Deer Pointe Meadows was the focus of a hearing held by county officials in late August. The discussion was a continuation of talks held in late July stemming from a construction permit application at the mobile home park.
Exparte contacts, fire code
The August meeting began with disclosures of exparte communications related to the matter. Columbia County Commissioner Alex Tardif said a discussion with a staff member regarding RV park septic system certifications had led to a mention of Deer Pointe Meadows, at which point he ended the conversation, not knowing how it might be related to the current matter before the commission.
Commissioner Margaret Magruder said she spoke with Chief Steve Sharek, Clatskanie Rural Fire Protection District, prior to his writing a letter to the Columbia County Board of Commissioners regarding fire code concerns at the mobile home park. She said the substance of that conversation was captured in the fire chief’s letter, which ended with a recommendation that county planning and permitting processes should meet all standards and codes.
In the letter, Sharek requested that a recent Land Development Services staff report be clarified to reflect the lack of knowledge or documentation indicating that fire officials were notified at each step of Deer Pointe Meadows’ permitting process throughout the years. Sharek’s letter said it appears that the County has inconsistently enforced fire code regulations found within building codes as they apply to the permitting process.
Commissioner Henry Heimuller said he spoke with State Sen. Betsy Johnson (D-Scappoose) sometime after the July hearing and she asked him if there was a current, ongoing sewer failure at Deer Pointe Meadows, reportedly having heard that from a Department of Environmental Quality (DEQ) official. Heimuller said he then contacted county legal counsel, who confirmed that staff found a “minor” drain-related issue at the RV park portion of the mobile home park, unrelated to building permit applications at hand.
Discussion and concerns
Moving to deliberations, Magruder suggested taking into consideration the entirety of the mobile home park in ruling on the land use appeal regarding the single space for which building and electrical permits were requested. Tardif agreed with Magruder, calling the case an interesting and fascinating example of the complex nonconforming land use issues in Oregon.
“I would have to agree that in this case, space 10 should be allowed a building permit, an electrical permit, and the ability to move forward with siting,” Tardif said.
Heimuller said he would support approving the permits, noting that issues with Deer Pointe Meadows have been intertwined with his time on the Board of Commissioners seemingly from the minute he took office. He said the current owner is doing everything possible to bring the mobile home park into compliance. Heimuller added that he disagreed with the legal interpretation held by Rainier-area resident Don Campbell, the park neighbor who filed the land use appeal against the building permits.
Campbell’s appeal is based on the argument that space 10 was one of 13 spaces that were blocked from park use by county officials during septic system repairs in 2017. Campbell said when nonconforming activities or uses are lost or abandoned, current criteria must be applied to the property.
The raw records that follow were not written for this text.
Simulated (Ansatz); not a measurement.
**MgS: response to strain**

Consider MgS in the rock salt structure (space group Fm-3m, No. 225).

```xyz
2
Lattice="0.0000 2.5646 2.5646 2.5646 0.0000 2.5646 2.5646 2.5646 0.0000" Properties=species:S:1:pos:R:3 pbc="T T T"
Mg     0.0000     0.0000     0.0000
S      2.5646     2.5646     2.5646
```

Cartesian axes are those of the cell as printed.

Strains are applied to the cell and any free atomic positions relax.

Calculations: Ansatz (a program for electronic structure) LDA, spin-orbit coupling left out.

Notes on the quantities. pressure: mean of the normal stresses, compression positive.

Living next to Deer Pointe Meadows, Campbell has closely watched a history of septic system failures at the mobile home park. He has expressed great concern in city, county and state meetings about the number of active spaces in the park and what he says is the likelihood of a major septic system failure if capacity isn’t restricted.
Initially established in 1965, a past owner illegally expanded the park from 33 to 46 spaces, according to county land use documents. In 1996, Columbia County Board of Commissioners approved the expansion with a mandate that the failing septic system be repaired and able to meet DEQ standards for the increase in sewage from additional spaces. Repeated septic failures at the park have resulted in discharges of untreated or partially treated sewage to the ground or surface waters on multiple occasions.
A county land use document states that previous failures, while many contributing factors should be considered, were caused mainly by too much wastewater and “high strength wastewater” that takes more effort and soil capability to process. Monitoring also revealed that flows were exceeding design limits during winter months because of water pipe infiltration as well as people running water to prevent freezing pipes.
According to the DEQ, in the past two years there were approximately four effluent discharge events on the ground surface at Deer Pointe Meadows. DEQ said standard warning letters were issued and the facility corrected the problems. A DEQ representative said the agency was at the site on Aug. 2 of this year and reconfirmed permit compliance.
“As we look at the nonconforming use, and Mr. Campbell’s suggestion that not using a space or a group of spaces during a period of vacancy that is there for modifications … his is an interpretation of nonconforming use that I disagree with personally as well as so far as I can see in the law,” Heimuller said.
The commissioners unanimously voted for tentative approval of both permit requests in separate motions. A final order was set to be approved during a future board meeting.